Getting Smart: Applying Continuous Delivery to Data Science to Drive Car Sales
Published: March 01, 2017
Pricing second-hand cars is a complex procedure: there are many factors that affect a vehicle’s worth and customers’ tastes change quickly.
AutoScout24, the largest online car marketplace Europe-wide, wanted to get ahead of the field by developing an accurate price evaluation tool that updated continuously. Many companies use this type of predictive analytics capabilities internally, but shy away from using them for customer-facing services, because of the complexity.
Working together, AutoScout24 and Thoughtworks were able to develop a constantly updated price evaluation tool that delivers superb performance and scalability, using a Continuous Delivery approach to predictive analytics. We implemented automated verification using live test data sets in a continuous delivery pipeline to enable us to release model improvements with confidence at any given time.
It had previously developed price evaluation tool, which based price recommendations on current active listings. This pricing engine used a machine learning approach that often draws a linear relationship between the vehicle price and certain factors—such as the vehicle age or the mileage.
But this tool couldn’t take into account real world prices. AutoScout24 needed a pricing tool that could make accurate price predictions based on constantly changing information.
But now, with the price evaluation tool we needed a prediction model that would be continuously integrated into live operations. This posed a significant challenges for our data science team: we needed to ensure that the system could handle performance requirements, without needing manual performance optimization or sacrificing prediction accuracy.
To achieve that result, we realized there was an opportunity to take a Continuous Delivery approach to predictive analytics. Typically, concepts such as Continuous Delivery, Test-Driven Development and Consumer-Driven Contracts are increasingly common in software engineering. They’re almost unheard of in data science practice.

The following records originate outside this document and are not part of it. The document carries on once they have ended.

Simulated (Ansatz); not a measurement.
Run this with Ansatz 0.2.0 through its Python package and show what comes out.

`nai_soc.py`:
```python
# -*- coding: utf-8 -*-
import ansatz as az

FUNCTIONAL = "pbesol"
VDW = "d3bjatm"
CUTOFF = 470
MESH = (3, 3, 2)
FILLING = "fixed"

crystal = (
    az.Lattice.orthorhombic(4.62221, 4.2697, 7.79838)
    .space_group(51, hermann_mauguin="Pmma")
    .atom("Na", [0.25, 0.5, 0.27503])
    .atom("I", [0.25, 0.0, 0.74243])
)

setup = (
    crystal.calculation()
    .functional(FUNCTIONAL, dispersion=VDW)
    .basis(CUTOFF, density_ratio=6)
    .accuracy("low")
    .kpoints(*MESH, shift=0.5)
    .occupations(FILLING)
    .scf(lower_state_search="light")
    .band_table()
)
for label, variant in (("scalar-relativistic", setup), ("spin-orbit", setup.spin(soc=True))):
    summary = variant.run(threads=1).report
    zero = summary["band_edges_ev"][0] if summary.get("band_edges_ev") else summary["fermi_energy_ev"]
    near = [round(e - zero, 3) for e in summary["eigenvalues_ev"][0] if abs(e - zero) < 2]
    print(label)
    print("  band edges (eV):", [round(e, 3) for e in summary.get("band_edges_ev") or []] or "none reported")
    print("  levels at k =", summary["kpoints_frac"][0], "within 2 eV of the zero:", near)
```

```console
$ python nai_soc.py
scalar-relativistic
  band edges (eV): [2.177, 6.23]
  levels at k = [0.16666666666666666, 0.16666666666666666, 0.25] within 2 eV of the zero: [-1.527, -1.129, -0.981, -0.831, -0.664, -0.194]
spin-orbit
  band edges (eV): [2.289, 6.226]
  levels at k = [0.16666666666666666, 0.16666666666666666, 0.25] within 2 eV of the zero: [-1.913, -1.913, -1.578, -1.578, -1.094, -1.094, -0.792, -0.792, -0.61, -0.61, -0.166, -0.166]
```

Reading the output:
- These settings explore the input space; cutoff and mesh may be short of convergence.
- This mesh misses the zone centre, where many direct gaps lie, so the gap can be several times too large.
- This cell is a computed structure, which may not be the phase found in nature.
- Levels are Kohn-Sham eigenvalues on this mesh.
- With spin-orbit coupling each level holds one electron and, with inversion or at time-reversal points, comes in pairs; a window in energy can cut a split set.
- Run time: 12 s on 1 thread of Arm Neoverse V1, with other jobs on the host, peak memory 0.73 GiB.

The first stage of this transition was to divide the monolith into verticals that are managed by autonomous development team, each covering specific functions. These verticals are so-called self-contained systems.
It was decided to implement the price evaluation tool as a single microservice, operated on Amazon Web Services (AWS), using the Play Framework to deliver the greatest flexibility.
[German homepage of the new price evaluation tool]
To improve price evaluation performance, AutoScout24’s data science team evaluated various machine learning approaches. Given the challenges they faced, they decided that a Random Forest approach would work best.
Random Forest is a supervised machine learning approach based on decision trees, which effectively counteracts the overfitting of other decision tree-based approaches. One big benefit is that it minimizes the chances that the prediction model only produces good results with input very similar to the learning data sets.
[An exemplary price evaluation decision tree]
We used the statistics programming language “R”, which has random forest libraries available, to develop an initial model training script. This script processes and cleans the raw vehicle data from recent years and then generates a price prediction model.
That meant the price model whose training we specified in R needed to be able to automatically transfer to the production system, without changing its behavior.
One obvious solution was to provide the price model directly in an R runtime via an appropriate service, which is then accessed from a Play Framework front-end application via a REST API. Unfortunately, the open source version of the R runtime is not capable of multi-threading which makes it virtually impossible to scale to multiple parallel user requests.
We therefore decided to use H2O, an open source Java-based predictive analytics engine that can be easily integrated with the Apache projects Hadoop and Spark. It also connects to other programming languages popular in the big data field, such as Python and R.
As H2O provides its own implementation of Random Forest, it was a straightforward task to train a random forest-based price prediction model using H2O. That prediction model can then be executed in a cluster using the H2O engine and can be accessed via an API.
H2O also offers the option of exporting a fully trained prediction model completely to Java source code. In the case of our random forest price models, however, the compiled JAR files are very large, with several gigabytes per country.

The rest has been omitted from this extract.